(7/31/2019)
“Fair to middlin’. The phrase called up a memory for me, too. Of Grandfather DeLour, Mama’s father. ‘You are only fair to middlin’,’ he had once told me solemnly as I played with my dolls on the front porch steps. ‘But your sister, she’s the finest grade there is.’ Everything in Grandfather DeLour’s life, no matter how disparate— his grandchildren, the taste of his pipe tobacco, the fitness of his horse— he assessed in the language used to grade cotton”

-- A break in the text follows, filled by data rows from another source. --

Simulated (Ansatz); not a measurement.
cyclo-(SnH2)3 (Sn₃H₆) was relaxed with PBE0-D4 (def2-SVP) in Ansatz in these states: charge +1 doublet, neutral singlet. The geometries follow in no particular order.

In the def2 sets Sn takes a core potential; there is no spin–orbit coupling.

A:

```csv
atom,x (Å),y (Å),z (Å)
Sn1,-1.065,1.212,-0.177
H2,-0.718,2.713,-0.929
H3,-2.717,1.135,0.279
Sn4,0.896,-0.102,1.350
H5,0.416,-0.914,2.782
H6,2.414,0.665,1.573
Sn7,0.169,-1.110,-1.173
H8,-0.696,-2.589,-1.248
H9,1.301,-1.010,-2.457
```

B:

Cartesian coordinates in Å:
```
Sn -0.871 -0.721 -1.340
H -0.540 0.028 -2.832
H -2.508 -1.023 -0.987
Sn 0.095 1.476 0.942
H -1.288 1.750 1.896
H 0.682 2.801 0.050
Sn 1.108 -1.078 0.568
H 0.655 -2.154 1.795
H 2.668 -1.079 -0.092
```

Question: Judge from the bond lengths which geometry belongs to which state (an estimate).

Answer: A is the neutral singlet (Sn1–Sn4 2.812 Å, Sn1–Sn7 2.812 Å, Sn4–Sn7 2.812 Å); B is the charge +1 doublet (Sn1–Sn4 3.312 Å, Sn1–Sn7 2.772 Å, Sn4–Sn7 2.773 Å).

The Last List of Miss Judith Kratt is the first novel by American author, Andrea Bobotis. When seventy-five-year-old Miss Judith Kratt tells her coloured companion (not maid!), Olva DeLour, that she intends to make an inventory of her home in Bound, South Carolina, because it is time, several things happen: listing all the notable items in the house she has lived in all her life brings back some stirring memories; and her younger sister, Rosemarie, absent some sixty years, returns.
Back in 1929, when Miss Judith was fifteen, inventory was her main duty at the Kratt Mercantile Company (est. 1913), so this is a natural thing for her to do, and takes her back there, to the events that culminated in the shooting death of her fourteen-year-old brother, Quincy. The York Herald stated that Kratt Mercantile Company mechanic, Charlie Watson was the prime suspect for the murder but Miss Judith was there, and she knows the truth.
Not that Quincy Kratt was a sweet innocent boy. He took after his father, Daddy Kratt, a thoroughly nasty man. Even Miss Judith herself does not come across as all that likeable but perhaps the observation she makes to Olva applies to herself (and maybe Quincy too): “It is true some of these fictional heroines have challenging personalities, but defects of character are often an outcome of circumstances, are they not?”
For sixty years, Miss Judith has kept the family secrets, and now, it seems, with Rosemarie back, they are going to come out. Olva, too, feels the time has come for some revelations, but more importantly, she is determined to keep those dear to her safe.
The story is told with the tone and cadence of an imperious Southern Lady, as Miss Judith’s statements demonstrate: “Olva and I share the belief that the world reveals itself to you if you take the time to sit and wait for it. Waiting, I’ve found, is not most people’s area of expertise. Olva is a blessed aberration” and “It never ceased to astonish me that we Kratt children grew up in the same hot cocoon of childhood yet emerged as such singular organisms, barely even the same species.”
Given the era and the setting, racism is, of course, bound to rear its ugly head, although even sixty years on, the undercurrent is still there. Olva remarks “It’s a luxury to be able to write or speak in the way you want.” Bobotis has a talent for descriptive prose: “…this gave the sense of the room having been tipped on its side and shaken by a curious child.”
The narrative alternates between 1929 and 1989, with each chapter of the latter era followed by Miss Judith’s cumulative inventory list. While initially the pace is very measured, it is worth persisting for a dramatic climax involving the family’s Purdey shotgun and the heart-warming resolution. An outstanding debut novel.